A. It can be extremely deflating when you’ve put in so much time and effort in creating business opportunities for the customer to then turn around and say: ‘I’ll think about it’. It’s essential that you prepare in advance for this during the course of the meeting, gearing your sales pitch up to tackle any objections, and reduce the ‘worry factor’ by having a wide range of positive customer testimonials.
It pays to be persistent when trying to overcome objections. Use open questions, such as who, what, where, when, why, and how. This will enable you to extract as much information as possible from the customer and give you the best chance of winning the business. At this stage in the sales process, the customer’s already bought into your business, so you should only let genuine obstacles prevent successful conversions.
Consider what impact your service or product will have on the customer and what results they’re looking to achieve. A customer doesn’t go to an optician just to buy a new pair of glasses; they’re actually buying improved vision that glasses bring. You need to convince the customer how much better off they’ll be with the end results. If you keep asking yourself these questions then your proposal will be airtight, which in turn will help you secure their business.

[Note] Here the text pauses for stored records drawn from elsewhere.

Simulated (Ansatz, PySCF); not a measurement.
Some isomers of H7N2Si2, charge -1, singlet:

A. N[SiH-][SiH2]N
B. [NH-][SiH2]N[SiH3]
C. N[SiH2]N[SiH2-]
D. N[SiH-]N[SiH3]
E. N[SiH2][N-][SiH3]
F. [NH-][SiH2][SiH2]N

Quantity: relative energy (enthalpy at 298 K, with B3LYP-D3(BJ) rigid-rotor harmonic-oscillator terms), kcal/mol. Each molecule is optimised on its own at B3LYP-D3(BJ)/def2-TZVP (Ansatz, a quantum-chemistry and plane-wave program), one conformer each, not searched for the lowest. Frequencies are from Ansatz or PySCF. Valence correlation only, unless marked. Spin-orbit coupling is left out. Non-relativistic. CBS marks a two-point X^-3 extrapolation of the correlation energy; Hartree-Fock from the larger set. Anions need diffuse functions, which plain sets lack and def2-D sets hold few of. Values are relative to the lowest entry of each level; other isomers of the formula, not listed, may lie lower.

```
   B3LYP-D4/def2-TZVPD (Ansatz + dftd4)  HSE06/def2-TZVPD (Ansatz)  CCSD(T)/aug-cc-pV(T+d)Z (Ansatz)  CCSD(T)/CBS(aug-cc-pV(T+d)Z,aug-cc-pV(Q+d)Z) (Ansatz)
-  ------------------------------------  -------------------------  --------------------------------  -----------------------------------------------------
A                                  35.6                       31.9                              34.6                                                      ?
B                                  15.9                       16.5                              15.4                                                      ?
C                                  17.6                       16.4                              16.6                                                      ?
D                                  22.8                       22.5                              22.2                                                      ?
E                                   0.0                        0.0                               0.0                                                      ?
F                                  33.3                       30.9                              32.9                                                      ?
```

Everyone knows that key to any business success is good customer service. The problem is, not everybody knows what it looks like. Never assume that you know what your customer wants – ask the right questions and make sure that you find out.
As soon as you’re aware of your customer’s needs then you can deal with any potential problems well in advance. Consider every ‘worst case scenario’ and troubleshoot so you can overcome any objections that your customer may have.
Always place yourself in the customer’s shoes. Focus on what will improve customer satisfaction, while increasing your margins. At the end of the day, it’s about what they want, not what you have to offer.